Re: [Locators] Re: While it is still fresh in our minds: '!' is not just a funny fragment identifier...

Looks like EPUB CFI…
Luc


De : Ivan Herman <ivan@w3.org<mailto:ivan@w3.org>>
Date : mardi 22 décembre 2015 09:34
À : AUDRAIN LUC AUDRAIN LUC <laudrain@hachette-livre.fr<mailto:laudrain@hachette-livre.fr>>
Cc : Shane McCarron <shane@aptest.com<mailto:shane@aptest.com>>, Leonard Rosenthol <lrosenth@adobe.com<mailto:lrosenth@adobe.com>>, Romain Deltour <rdeltour@gmail.com<mailto:rdeltour@gmail.com>>, Bill Kasdorf <bkasdorf@apexcovantage.com<mailto:bkasdorf@apexcovantage.com>>, Tzviya Siegman <tsiegman@wiley.com<mailto:tsiegman@wiley.com>>, W3C Digital Publishing IG <public-digipub-ig@w3.org<mailto:public-digipub-ig@w3.org>>
Objet : [Locators] Re: While it is still fresh in our minds: '!' is not just a funny fragment identifier...

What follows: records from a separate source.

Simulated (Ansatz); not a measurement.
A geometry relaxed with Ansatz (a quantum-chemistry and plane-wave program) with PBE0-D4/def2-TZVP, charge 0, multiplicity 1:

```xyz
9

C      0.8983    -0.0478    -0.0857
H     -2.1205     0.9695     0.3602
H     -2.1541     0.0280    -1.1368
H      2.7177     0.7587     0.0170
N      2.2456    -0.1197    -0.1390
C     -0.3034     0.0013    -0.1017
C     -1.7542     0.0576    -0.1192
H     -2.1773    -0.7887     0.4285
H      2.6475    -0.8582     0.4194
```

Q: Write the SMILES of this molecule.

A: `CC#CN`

On 22 Dec 2015, at 09:22, AUDRAIN LUC <LAUDRAIN@hachette-livre.fr<mailto:LAUDRAIN@hachette-livre.fr>> wrote:

Sorry, perhaps I am not at the same level of abstraction.
And yes, it may be certainly a question of server’s trick.

But from a resource producer point of view, if "http://www.example.org/A!B and http://www.example.org/A are two completely different resources", is B a sub-resource of A?

By default there is nothing that says that as far as the HTTP protocol is concerned.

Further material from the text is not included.